Autobiographical Notes

and Other Writings of Historical Interest

Part Two. Letters of Historical Interest

1. Letters on Personal, Practical and Political Matters (1890–1926)

Letters and Telegrams to Political and Professional Associates 1906–1926

To Motilal Roy [18]1

[after October 1914]

Dear M –

I have not written for a long time for several reasons. Our position here since the war has become increasingly difficult and delicate, as the administration is run for the moment by certain subordinates who are actively hostile to the Swadeshis. I have therefore adopted a policy of entire reserve, including abstention from correspondence with Bengal even with officially unobjectionable people. Our correspondence now is chiefly limited to Arya business.

Your internal struggle in the Yoga has naturally its causes. I shall help you as much as possible spiritually, but you must get rid of everything that gives a handle to the enemy in ourselves. Your letters for a long time showed a considerable revival of rajasic egoism, contracted, I suppose, by association with the old Tantrics, and that always [brings]2 in our Yoga disagreeable consequences. If you could make yourselves entirely pure instruments, things would go much better. But there is always something in the prana and intellect which kicks against the pricks and resists the purifier. Especially get rid of the Aham Karta element, which usually disguises itself under the idea “I am the chosen yantra”. Despise no one, try to see God in all and the Self in all. The Shakti in you will then act better on your materials and environment.

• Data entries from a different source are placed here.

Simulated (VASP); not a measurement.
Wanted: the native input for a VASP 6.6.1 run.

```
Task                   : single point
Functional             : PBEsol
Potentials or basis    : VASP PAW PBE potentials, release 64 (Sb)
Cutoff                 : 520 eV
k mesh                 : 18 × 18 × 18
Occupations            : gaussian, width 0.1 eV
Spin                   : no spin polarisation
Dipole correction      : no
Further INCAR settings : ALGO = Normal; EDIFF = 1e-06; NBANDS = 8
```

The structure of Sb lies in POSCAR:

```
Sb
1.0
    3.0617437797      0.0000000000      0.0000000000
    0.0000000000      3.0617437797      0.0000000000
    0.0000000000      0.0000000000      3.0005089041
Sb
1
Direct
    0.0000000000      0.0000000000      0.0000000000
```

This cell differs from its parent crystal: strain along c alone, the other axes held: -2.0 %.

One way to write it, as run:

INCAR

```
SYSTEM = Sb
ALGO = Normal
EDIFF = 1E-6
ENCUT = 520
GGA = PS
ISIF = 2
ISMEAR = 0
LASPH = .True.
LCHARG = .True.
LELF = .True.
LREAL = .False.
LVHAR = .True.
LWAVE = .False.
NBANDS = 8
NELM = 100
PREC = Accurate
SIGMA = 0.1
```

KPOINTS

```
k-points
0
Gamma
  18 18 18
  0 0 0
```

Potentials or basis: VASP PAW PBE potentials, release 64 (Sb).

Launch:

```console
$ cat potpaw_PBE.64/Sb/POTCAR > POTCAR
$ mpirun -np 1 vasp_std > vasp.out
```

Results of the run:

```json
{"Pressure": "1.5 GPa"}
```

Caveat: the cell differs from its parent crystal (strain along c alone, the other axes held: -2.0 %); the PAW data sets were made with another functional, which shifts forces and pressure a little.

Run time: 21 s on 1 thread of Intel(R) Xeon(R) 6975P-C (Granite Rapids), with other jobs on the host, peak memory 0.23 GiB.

There is another point. You sent a message about an “Aurobindo Math” which seemed to show you had caught the contagion which rages in Bengal. You must understand that my mission is not to create maths, ascetics and Sannyasis; but to call back the souls of the strong to the Lila of Krishna and Kali. That is my teaching, as you can see from the Review, and my name must never be connected with monastic forms or the monastic ideal. Every ascetic movement since the time of Buddha has left India weaker and for a very obvious reason. Renunciation of life is one thing, to make life itself, national, individual, world-life greater and more divine is another. You cannot enforce one ideal on the country without weakening the other. You cannot take away the best souls from life and yet leave life stronger and greater. Renunciation of ego, acceptance of God in life is the Yoga I teach,– no other renunciation.

Saurin has written to you about Bejoy’s detention. M. Richard wrote to the Madras Government, but with the usual result.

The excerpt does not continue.